One of my machines here is an Alphastation 500/333, which is giving some
unusual problems with a Micropolis fast/wide SCSI disk. I wonder if
anyone here might have any ideas as to a solution (other than "buy
approved Digital disks"!).
The scsi bus has these devices attached (taken from uerf for
convenience):
rz0 at scsi0 target 0 lun 0 (LID=0)
_(DEC RZ28D (C) DEC 0008) (Wide16)
rz2 at scsi0 target 2 lun 0 (LID=1)
_(MICROP 3391WS x43h) (Wide16)
tz3 at scsi0 target 3 lun 0 (LID=2)
_(ARCHIVE Python 28849-XXX 4.CM)
changer at scsi0 target 3 lun 1
_(LID=3) (ARCHIVE Python 28849-XXX 4.CM)
rz4 at scsi0 target 4 lun 0 (LID=4)
_(DEC RRD45 (C) DEC 1645)
And I am running Digital UNIX V4.0B (Rev. 564), firmware version 6.4-3.

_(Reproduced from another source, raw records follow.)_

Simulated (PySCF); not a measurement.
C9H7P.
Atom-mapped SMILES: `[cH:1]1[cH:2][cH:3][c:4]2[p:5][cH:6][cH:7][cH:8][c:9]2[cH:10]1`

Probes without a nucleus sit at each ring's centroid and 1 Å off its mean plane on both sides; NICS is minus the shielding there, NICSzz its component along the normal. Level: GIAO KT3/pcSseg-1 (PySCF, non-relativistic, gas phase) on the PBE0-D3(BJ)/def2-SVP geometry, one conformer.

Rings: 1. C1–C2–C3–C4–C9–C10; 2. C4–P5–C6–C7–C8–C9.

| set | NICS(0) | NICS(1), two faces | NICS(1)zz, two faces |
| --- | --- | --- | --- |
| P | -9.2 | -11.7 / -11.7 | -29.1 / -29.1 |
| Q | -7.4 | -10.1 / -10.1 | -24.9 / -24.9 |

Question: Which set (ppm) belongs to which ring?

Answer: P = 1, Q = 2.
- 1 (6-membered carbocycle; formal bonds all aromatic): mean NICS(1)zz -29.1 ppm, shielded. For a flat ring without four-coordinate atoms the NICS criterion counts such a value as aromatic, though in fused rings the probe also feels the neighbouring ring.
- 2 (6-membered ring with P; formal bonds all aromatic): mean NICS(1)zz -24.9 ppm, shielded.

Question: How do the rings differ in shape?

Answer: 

Most relevant-seeming patches from the duv40bas00005-19970926 kit are
installed.
The tape device is external and terminated, but same behaviour seen with
it absent. The RZ28 is the system disk.
What happens is, the machine will run normally for some amount of time
(3 hours... 5 days...) then I get a kernal panic and crash. From the
error log, there are many of these events:
EVENT CLASS ERROR EVENT
OS EVENT TYPE 199. CAM SCSI
SEQUENCE NUMBER 34.
OPERATING SYSTEM DEC OSF/1
OCCURRED/LOGGED ON Thu Nov 20 17:09:51 1997
OCCURRED ON SYSTEM mnhepw
SYSTEM ID x0005000F
SYSTYPE x00000000
----- UNIT INFORMATION -----
CLASS x0000 DISK
SUBSYSTEM x0000 DISK
BUS # x0000
x0010 LUN x0
TARGET x2
And the crash dump says (hope I'm picking out the important part here):
Hard Error Detected
MICROP 3391WS ^X3391WS
Active CCB at time of error
Command timed out
cam_logger: CAM_ERROR packet
cam_logger: bus 0 target 2 lun 0
cdisk_complete
Retries Exhausted
Hard Error Detected
MICROP 3391WS ^X3391WS
Active CCB at time of error
Command timed out
AdvFS I/O error:
Volume: /dev/rz2g
Tag: 0xfffffff7.0000
Page: 450
Block: 7614528
Block count: 32
Type of operation: Write
Error: 5
OK, this clearly points at the Micropolis disk as the culprit, but I
don't suspect a hardware fault in the disk, as the same behaviour was
also seen with a different Micropolis disk (3243WS; a 4G disk instead of
9G). Also similar behaviour: after the crash, "show devices" at the
console doesn't list the Micropolis disk, which doesn't return until a
power-cycle.
Dropping in a (non-wide) Seagate disk instead of a Micropolis,
everything works ok.
I think that probably tells the whole story - but is there likely to be
any solution, or is this just a bad hardware mismatch?
Thanks very much for any insight/hints/answers,
Graham Allan
University of Minnesota
Received on Fri Nov 21 1997 - 01:41:52 NZDT